Jack Abramoff, the former Republican lobbyist and convicted felon who bilked American Indian nations of more than $82 million, may very well be earning another tidy sum from a book he has written about how he accomplished his fraud.
Washington Post journalist Al Kamen broke the news about Abramoff’s forthcoming volume, Capitol Punishment: The Hard Truth About Washington Corruption From America’s Most Notorious Lobbyist, in his column on September 27. The book comes out on November 14.

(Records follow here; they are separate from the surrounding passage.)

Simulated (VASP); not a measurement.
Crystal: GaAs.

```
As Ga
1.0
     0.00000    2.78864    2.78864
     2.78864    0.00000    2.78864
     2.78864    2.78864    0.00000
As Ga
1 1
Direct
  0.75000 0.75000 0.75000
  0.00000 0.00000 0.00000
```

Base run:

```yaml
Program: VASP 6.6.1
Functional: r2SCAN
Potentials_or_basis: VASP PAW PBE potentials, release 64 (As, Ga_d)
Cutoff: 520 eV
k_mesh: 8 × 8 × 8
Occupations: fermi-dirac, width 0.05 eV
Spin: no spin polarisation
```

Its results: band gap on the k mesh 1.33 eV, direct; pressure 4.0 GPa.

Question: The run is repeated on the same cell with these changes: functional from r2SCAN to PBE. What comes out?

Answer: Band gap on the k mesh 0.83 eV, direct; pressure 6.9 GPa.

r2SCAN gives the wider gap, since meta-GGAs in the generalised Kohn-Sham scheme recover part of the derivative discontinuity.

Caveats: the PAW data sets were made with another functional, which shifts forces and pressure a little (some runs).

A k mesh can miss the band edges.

“Well, why not?” asked Kamen, who calls Abramoff a “former pizza parlor worker” because he worked in a pizza parlor after being released from prison in June 2010. “After all, it seems we’ve heard Abramoff’s story from everyone but the ex-lobbyist himself.”
Besides innumerable news articles and segments about Abramoff, he is the subject of Peter Stone’s volume Heist (Farrar, Straus & Giroux, 2006). In 2010 he appeared in the documentary Casino Jack and the United States of Money and was depicted in the feature film Casino Jack, starring Kevin Spacey.
Abramoff pled guilty in 2006 to charges of tax evasion, mail fraud and conspiracy in connection with a deal with one of his former business partners, Adam Kidan. In their purchase of a casino fleet from a Miami businessman—who later turned up dead in a gangland-type slaying—the two partners used a phony $23 million wire transfer. Not long before this, Michael Scanlon, another former Abramoff partner, had admitted to conspiring with Abramoff to defraud Indian tribes as well as corrupt public officials.
Abramoff and Scanlon stole more than $82 million from six tribes between 2001 and 2003, according to the investigative report “Gimme Five,” issued by the Senate Committee on Indian Affairs. The report found that Abramoff persuaded his tribal clients to hire Scanlon at exorbitant fees for “grassroots support” or access to high public officials, and that Scanlon then kicked back half of the money to Abramoff.
For example, the Coushatta Tribe of Louisiana gave Scanlon more than $30 million for access to Washington decision-makers. Scanlon redirected $11.5 million to Abramoff. Coushatta attorney Jimmy Faircloth said after the convictions, “The tribe believed Abramoff had the secret handshake to Washington, and they followed him down that path.”
Abramoff began serving his sentence for the Florida casino deal on November 15, 2006. In 2008 he received a concurrent four-year term for conspiring to defraud the government, corrupting public officials and defrauding his clients. He was released early for cooperating with the Justice Department.
Lobbyist Tom Rodgers, Blackfeet, owner of Carlyle Consulting and the primary whistleblower who exposed Abramoff, said that his book will be closely monitored: “There will be a fact-checking and soul-checking response to his work of fiction.”
Rodgers also said a more appropriate “punishment” would have been for Abramoff to do community service in Indian country. “There is a growing movement in this country that perhaps a better healing process and a better cause of justice is to follow restorative justice, which hopefully restores the soul and one’s appreciation for one’s own failures and flaws,” Rodgers said.
“In Jack’s case,” he added, “he should have been made to help Indian people who he took advantage of and, hopefully, that would have helped him understand our culture and history and would have made him appreciate his own failures. They could have healed together.”
According to Kamen, Washington is gossiping that several major publishing houses had rejected Abramoff’s memoir. He finally found a home with WND Books, which bills itself “A Free Press for a Free People Since 1997.” WND’s offerings include The Everlasting Hatred: The Roots of Jihad by Hal Lindsey; WND calls Lindsey “the father of the modern-day prophecy movement.”
Other WND titles are Muslim Mafia by Paul Sperry and P. Dave Gaubatz, a former U.S. Air Force Office of Special Investigations agent who has claimed that while he was in Iraq he found the bunkers that contained Saddam Hussein’s long-lost weapons of mass destruction;and The Islamic Antichrist: The Shocking Truth about the Real Nature of the Beast by Joel Richardson, who according to the progressive watchdog group Media Matters for America believes Islam will be “used by Satan to fulfill the prophecies of the Bible.”
Abramoff's outrageous take on reality is not relegated to Washington, though; he also pillories Washington Redskins owner Dan Snyder over the team’s nickname.
WND did not respond to questions about Abramoff’s advance or whether he used the services of a ghostwriter.